Republicans will have to attend caucuses after the GOP-led legislatures canceled its presidential primary and then missed a deadline to reinstate it.

“I’m envisioning voters out there, seeing the headline, ‘Missouri cancels primary,’ and they’re panicking thinking they’re not going to get a chance to vote,” said UMKC political science professor Greg Vonnahme.

Vonnahme said that’s not the case; just how they do it will change.

“There’s a certain day, a certain time when everyone has to meet together at a certain place, and it’ll run like a normal party meeting, and they’ll talk issues, priorities, and then they’ll select a presidential candidate to the next level,” Vonnahme said.

Instead of voting in a Tuesday primary at traditional polling places, people wanting to participate in the caucuses will need to attend a Saturday meeting of local Republicans.

The vast majority of states use primary elections to allocate party delegates to presidential candidates. Iowa, which is traditionally one of the first states to pick presidential candidates, is perhaps the most prominent to use a caucus system.

READ MORE: Missouri shifts to Republican presidential caucuses after lawmakers cancel primaries

While some states shift away from presidential primaries, Kansas is moving toward them. A state law enacted this year sets a March 19 election for presidential primaries. In 2020, the state left it to political parties to decide what to do. Democrats funded and ran their own primary by mail ballot while Republican leaders committed to supporting Donald Trump, then the president, without a vote or any caucuses.

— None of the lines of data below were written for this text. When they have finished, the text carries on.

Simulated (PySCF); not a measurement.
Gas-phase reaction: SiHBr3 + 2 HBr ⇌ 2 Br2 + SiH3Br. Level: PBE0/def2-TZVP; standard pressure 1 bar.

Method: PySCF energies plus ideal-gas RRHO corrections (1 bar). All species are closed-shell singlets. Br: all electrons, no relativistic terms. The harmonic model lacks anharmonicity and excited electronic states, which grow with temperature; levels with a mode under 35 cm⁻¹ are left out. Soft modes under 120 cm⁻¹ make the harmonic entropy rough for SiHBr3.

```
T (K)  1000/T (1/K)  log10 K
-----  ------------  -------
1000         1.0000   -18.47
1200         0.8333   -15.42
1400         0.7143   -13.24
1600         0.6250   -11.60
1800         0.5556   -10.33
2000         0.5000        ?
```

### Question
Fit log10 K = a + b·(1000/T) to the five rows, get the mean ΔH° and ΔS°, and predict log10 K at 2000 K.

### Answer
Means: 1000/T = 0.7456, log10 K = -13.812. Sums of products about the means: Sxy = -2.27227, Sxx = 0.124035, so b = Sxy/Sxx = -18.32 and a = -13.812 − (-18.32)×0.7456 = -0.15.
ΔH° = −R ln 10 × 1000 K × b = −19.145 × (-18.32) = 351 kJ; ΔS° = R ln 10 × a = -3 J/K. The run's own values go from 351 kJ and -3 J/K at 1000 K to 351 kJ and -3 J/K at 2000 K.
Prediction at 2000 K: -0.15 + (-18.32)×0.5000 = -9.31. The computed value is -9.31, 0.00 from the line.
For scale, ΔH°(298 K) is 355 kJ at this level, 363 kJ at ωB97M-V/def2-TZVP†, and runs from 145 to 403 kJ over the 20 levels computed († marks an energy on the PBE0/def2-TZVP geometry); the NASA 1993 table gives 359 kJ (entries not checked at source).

Vonnahme said there are a number of reasons behind switching to a caucus, one being it’s cheaper.

“It’s less expensive,” Vonnahme said. “So, a primary election is a responsibility of the state. State and local governments have to pay for it; they fund it and operate it. If they switch to a caucus, a caucus is a party function, so the Republican and Democratic parties will then run their own selection process. They will decide how to do it, how people will vote, and when they do it. They will also be responsible for paying for it. It alleviates some of the fiscal and administrative cost on state and local officials.”

Presidential caucuses in Missouri are set for March 2; that’s the Saturday before Super Tuesday and ten days earlier than the primary was scheduled.